Skip to content

2D-LFM: Lifting Foundation Model without 3D Supervision

Conference: CVPR 2026
Paper: CVF Open Access
Code: 2dlfm.github.io
Area: 3D Vision
Keywords: 2D-to-3D lifting, non-rigid structure recovery, positional encoding, foundation model, 3D-unsupervised

TL;DR

By injecting "correspondence positional encodings" into every layer of a Transformer, this work trains the first cross-category 2D→3D lifting foundation model using only 2D keypoints (without any 3D ground truth). It outperforms large models like VGGT that rely on RGB depth in object-level geometry (Pascal3D+ 8.1mm vs. VGGT 89.4mm).

Background & Motivation

Background: Visual foundation models such as VGGT, DUSt3R, and MASt3R, trained on internet-scale data, have achieved high accuracy in recovering dense depth and camera geometry from RGB images, suggesting that "RGB-based 3D reconstruction is largely solved."

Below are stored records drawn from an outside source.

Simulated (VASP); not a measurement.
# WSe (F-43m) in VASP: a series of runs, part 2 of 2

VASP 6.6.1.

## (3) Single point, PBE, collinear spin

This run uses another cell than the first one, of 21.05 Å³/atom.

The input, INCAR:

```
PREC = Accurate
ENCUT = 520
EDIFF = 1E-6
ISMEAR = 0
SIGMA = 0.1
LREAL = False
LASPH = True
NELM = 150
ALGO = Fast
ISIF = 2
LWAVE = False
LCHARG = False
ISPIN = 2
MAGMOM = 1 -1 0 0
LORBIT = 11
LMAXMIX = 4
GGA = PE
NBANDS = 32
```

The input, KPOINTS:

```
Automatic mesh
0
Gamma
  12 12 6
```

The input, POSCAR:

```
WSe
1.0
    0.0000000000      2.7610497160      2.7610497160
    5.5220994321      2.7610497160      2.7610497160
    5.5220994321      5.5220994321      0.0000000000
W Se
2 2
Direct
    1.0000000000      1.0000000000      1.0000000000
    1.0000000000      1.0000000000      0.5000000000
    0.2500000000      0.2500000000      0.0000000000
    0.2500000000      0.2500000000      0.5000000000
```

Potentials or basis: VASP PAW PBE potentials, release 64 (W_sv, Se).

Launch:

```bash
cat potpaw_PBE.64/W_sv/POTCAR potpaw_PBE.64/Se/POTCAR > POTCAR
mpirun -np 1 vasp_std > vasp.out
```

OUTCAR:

Limitations of Prior Work: These models capture scene-level geometry (per-pixel depth) but fail to grasp object-level structure—fine-grained spatial relationships defined by an object's keypoints or skeleton. The paper demonstrates that while VGGT's predicted scene depth is accurate, back-projecting 2D keypoints along these depths results in flattened limbs and collapsed poses (MPJPE >100mm), failing to recover the true object structure (8.1mm).

Key Challenge: The issue is not resolution but representation—appearance-based features cannot disambiguate the depth relationships between different parts of an object. Furthermore, classical SfM/NRSfM proves that correspondence (knowing identifying semantic parts across views) is a necessary condition for 2D-to-3D lifting. Modern foundation models often discard this principle. To achieve cross-category scalability, Transformers typically use permutation-equivariant architectures, which destroy token identity. This creates a dilemma: MLP methods (PAUL, C3DPO) allow 2D-only learning but require category-specific networks and cannot scale, while Transformer methods (3D-LFM) scale across categories but require 3D supervision.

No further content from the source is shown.